There’s a story about young Dave that always gets me. When Dave was 15 he got caught on school grounds having sex with his girlfriend Sue Sheehan and was expelled. When Sue’s revealed she was pregnant, the two sets of parents conspired to separate them.  They told each that the other had fallen out of love and they sent Sue away to have her baby, forbidding them to communicate.   Dave didn’t see Sue or his child until 1993. The pain of this separation produced multiple songs from Dave including 1967’s “Susannah’s Still Alive” intended for his first solo album.  The tune bristles with feeling and hope for a love lost. If you hear this song, you hear the sound of a very viable solo artist.  

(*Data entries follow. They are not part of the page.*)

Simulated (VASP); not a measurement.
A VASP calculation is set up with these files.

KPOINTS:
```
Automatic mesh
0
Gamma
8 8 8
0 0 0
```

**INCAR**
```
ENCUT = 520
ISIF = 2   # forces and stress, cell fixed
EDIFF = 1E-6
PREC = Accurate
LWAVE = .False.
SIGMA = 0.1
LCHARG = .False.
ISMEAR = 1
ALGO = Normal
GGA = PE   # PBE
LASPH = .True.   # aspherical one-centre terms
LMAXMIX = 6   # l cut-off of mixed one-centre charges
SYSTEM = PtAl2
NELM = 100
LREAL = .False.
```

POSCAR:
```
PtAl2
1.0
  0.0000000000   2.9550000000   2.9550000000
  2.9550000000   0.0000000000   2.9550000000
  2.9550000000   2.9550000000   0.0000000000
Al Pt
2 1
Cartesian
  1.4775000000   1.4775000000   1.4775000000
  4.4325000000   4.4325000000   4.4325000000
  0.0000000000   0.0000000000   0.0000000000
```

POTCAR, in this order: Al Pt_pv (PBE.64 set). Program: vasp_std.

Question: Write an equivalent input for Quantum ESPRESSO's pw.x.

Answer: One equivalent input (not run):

But it didn’t happen. Dave resolved to submit one or two tracks to every other Kinks album and took his role as a supporting member of the band, turning up the guitar in the mix and pushing against his brother’s theatrical instinct, while brother Ray all but turned The Kinks into a Broadway backing band for concept album after concept album.  The levee broke when their new record deal explicitly forbade the delivery of another concept album.  This helped Ray focus on songs instead of lofty theater ideas and brought the Kinks back to popularity.  They were on the radio and became relevant again.  From this confident perch, Dave decided to ride the momentum into another stab at a solo career, remaining in the Kinks, but producing three albums in the four years from 1980-1983.  

The first two Dave Davies solo albums are very tough, almost metal responses to brother Ray’s more melodic instinct. His voice is mostly screaming—you’re the Id to the Superego—we get it! The nakedness of Dave’s 60’s work is buried under a LOT of guitar. His third attempt, 1983’s “Chosen People” is a much more varied and measured affair. There’s a lot more studio work done to capture this reedy voice and make sure the emotion still comes through. They succeed. A song like “Love Gets You” is so sweet it could be a teeny bopper hit.  

I haven’t mentioned that in 1982 Dave had an “epiphany” prepping for a concert.  He reports  that he received telepathic communications from extra-terrestrial sources, informing him they had been guiding him for years and projected into his mind an image of their spaceship.  These ETs also downloaded a ton of information into his brain, that according to a 2003 interview, he was still pulling out of his subconscious. With the amount of drugs he had put himself through in the past, you’d think by now he might question this new reality, but instead he suggested that it would be a “cool idea” if rock stars joined forces to get together to communicate with the E.T.’s.  

This tale is retold in the song “True Story” who’s very title draws suspicion:

[This is space-sector calling] Are you talking to me?

[We have a message for you] I could not help but listen.

[Children of earth must all become] One family.

[Your leaders will not listen] But what can I do?

[People will listen to you] I'm just a poor fool,

[Reach out and help us and] Make them understand.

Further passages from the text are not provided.